Related publications None
Potential application(s) for this method This method may be used to infer a statistical model from one stratigraphic model, which is useful for uncertainty quantification. The method is also useful for very fast semivariogram modelling whenever the advantage of doing so outweighs the time it takes to train the model.

 

Citation: Falk & Madsen 2023: GEUS Bulletin 53. 8353. https://doi.org/10.34194/geusb.v53.8353

Copyright: GEUS Bulletin (eISSN: 2597-2154) is an open access, peer-reviewed journal published by the Geological Survey of Denmark and Greenland (GEUS). This article is distributed under a CC-BY 4.0 licence, permitting free redistribution, and reproduction for any purpose, even commercial, provided proper citation of the original work. Author(s) retain copyright.

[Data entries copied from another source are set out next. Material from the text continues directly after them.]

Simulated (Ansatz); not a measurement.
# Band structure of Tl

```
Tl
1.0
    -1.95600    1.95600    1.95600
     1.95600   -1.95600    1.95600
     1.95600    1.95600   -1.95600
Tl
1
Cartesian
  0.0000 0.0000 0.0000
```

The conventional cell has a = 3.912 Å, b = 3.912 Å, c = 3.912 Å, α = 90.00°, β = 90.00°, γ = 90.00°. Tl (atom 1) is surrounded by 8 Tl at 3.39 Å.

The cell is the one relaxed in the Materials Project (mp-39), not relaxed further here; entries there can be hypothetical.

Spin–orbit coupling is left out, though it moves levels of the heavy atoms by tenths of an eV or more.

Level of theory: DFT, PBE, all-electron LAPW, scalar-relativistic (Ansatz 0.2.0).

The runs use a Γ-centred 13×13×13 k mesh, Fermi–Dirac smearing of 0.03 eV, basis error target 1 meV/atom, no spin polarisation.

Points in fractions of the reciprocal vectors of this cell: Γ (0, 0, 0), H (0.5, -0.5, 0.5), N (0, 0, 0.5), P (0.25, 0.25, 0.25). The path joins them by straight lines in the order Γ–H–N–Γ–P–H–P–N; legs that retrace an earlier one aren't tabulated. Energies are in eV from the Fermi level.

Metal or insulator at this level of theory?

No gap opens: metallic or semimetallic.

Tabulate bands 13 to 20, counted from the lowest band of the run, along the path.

Received: 31 May 2023; Revised: 23 Aug 2023; Accepted: 26 Sep 2023; Published: 17 Nov 2023

Competing interests and funding: The authors declare no competing interests.
The method was developed during consultancy work for the Danish EPA, whilst the hours for turning the results into a scientific contribution and writing the manuscript were provided by the Geological Survey of Greenland and Denmark (GEUS).

*Correspondence: frederikfalk@geo.au.dk

Keywords: convolutional neural network, covariance model, Semivariogram modelling, machine learning, local stationarity

Abbreviations
CNN: convolutional neural network
ML: machine learning
NN: neural network

Edited by: Julian Koch (GEUS, Copenhagen, Denmark)

Reviewed by: Jacob Skauvold (Norwegian Computing Center, Norway)

 

Introduction

The properties of the subsurface are highly non-stationary, that is, they vary significantly depending on the location. Consequently, in statistical descriptions of the subsurface, there is a need for mapping non-stationarity in the statistical properties and for practical purposes also defining regions wherein local stationarity can be assumed (Boisvert et al. 2009).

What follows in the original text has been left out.